EGU25-13536, updated on 15 Mar 2025
https://doi.org/10.5194/egusphere-egu25-13536
EGU General Assembly 2025
© Author(s) 2025. This work is distributed under
the Creative Commons Attribution 4.0 License.
Oral | Thursday, 01 May, 17:00–17:10 (CEST)
 
Room 1.85/86
Leveraging In Situ and Satellite Data to understand Changing Ammonia above an Agricultural Hotspot
Lillian Naimie1, Da Pan2, Amy P. Sullivan1, Kimberley A. Corwin1, Katherine Benedict3, Lena Low1, and Jeffrey L. Collett1
Lillian Naimie et al.
  • 1Colorado State University, Atmospheric Science, United States of America (lnaimie@colostate.edu)

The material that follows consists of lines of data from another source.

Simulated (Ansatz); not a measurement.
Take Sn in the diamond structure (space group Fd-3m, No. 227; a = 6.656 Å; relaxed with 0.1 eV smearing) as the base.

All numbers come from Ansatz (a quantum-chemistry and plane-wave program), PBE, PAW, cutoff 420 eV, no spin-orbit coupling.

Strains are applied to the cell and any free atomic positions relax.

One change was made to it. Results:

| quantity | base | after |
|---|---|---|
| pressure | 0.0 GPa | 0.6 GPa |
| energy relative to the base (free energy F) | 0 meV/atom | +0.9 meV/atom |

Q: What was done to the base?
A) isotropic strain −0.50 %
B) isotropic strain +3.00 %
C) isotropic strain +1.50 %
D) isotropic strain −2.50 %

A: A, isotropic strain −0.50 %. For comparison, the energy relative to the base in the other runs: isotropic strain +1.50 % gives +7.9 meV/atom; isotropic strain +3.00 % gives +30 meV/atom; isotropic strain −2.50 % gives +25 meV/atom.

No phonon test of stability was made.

  • 2Georgia Institute of Technology, School of Civil and Environmental Engineering, United States of America (da.pan@ce.gatech.edu)
  • 3Los Alamos National Laboratory, United States of America (kbenedict@lanl.gov)

The Colorado Front Range urban corridor and the plains to the east are important source regions of ammonia (NH3), an unregulated pollutant primarily emitted from agricultural activities. Upslope flows driven by the mountain-plains circulation and synoptic scale storm circulations periodically transport these emissions into Rocky Mountain National Park located 50 km west, where excess reactive nitrogen (N) deposition is a historical problem with well documented impacts on the ecosystem. A combination of low-cost Radiello passive sampler NH3 measurements and NH3 total column retrievals from the Infrared Atmospheric Sounding Interferometer (IASI) are used to assess temporal and spatial variability in NH3 across three distinct land use categories in the region: agricultural, urban, and rural. The NH3 mixing ratio from passive measurements was strongly correlated with the number of confined animal feedlot operations (CAFOs) within a 12 km radius, confirming the importance of that emission source category. Ground-level passive NH3 measurements have a strong correlation with monthly gridded IASI satellite retrievals. Using satellite retrievals, we find an increasing NH3 trend of approximately 3% per year in agricultural and urban sub-regions. We attribute less than 0.2% of the increasing NH3 trend to reductions in particle sulfate. The absolute trend follows the spatial distribution of CAFOs. In the agricultural sub-region, the absolute NH3 trend is on average greater than 2 times larger than that observed in the urban sub-region. The ground-based observations do not have a trend. The lack of ground-based trend is attributed to increasing boundary layer height and dilution of concentrations, through analysis of ERA5 reanalysis data. Lofting NH3 higher into the atmosphere can increase atmospheric lifetime, associated with transport and deposition further from source regions and increased particle formation. Elevated NH3 from wildfire smoke was observed in August 2020, a period of active wildfire activity in northern Colorado, from IASI satellite retrievals. This elevation was less apparent in surface measurements, likely also due to the lofting of the smoke plume. Modeled smoke plumes from the Hazard Mapping System were used to assess the potential impacts of wildfires on observed NH3 trends.

How to cite: Naimie, L., Pan, D., Sullivan, A. P., Corwin, K. A., Benedict, K., Low, L., and Collett, J. L.: Leveraging In Situ and Satellite Data to understand Changing Ammonia above an Agricultural Hotspot, EGU General Assembly 2025, Vienna, Austria, 27 Apr–2 May 2025, EGU25-13536, https://doi.org/10.5194/egusphere-egu25-13536, 2025.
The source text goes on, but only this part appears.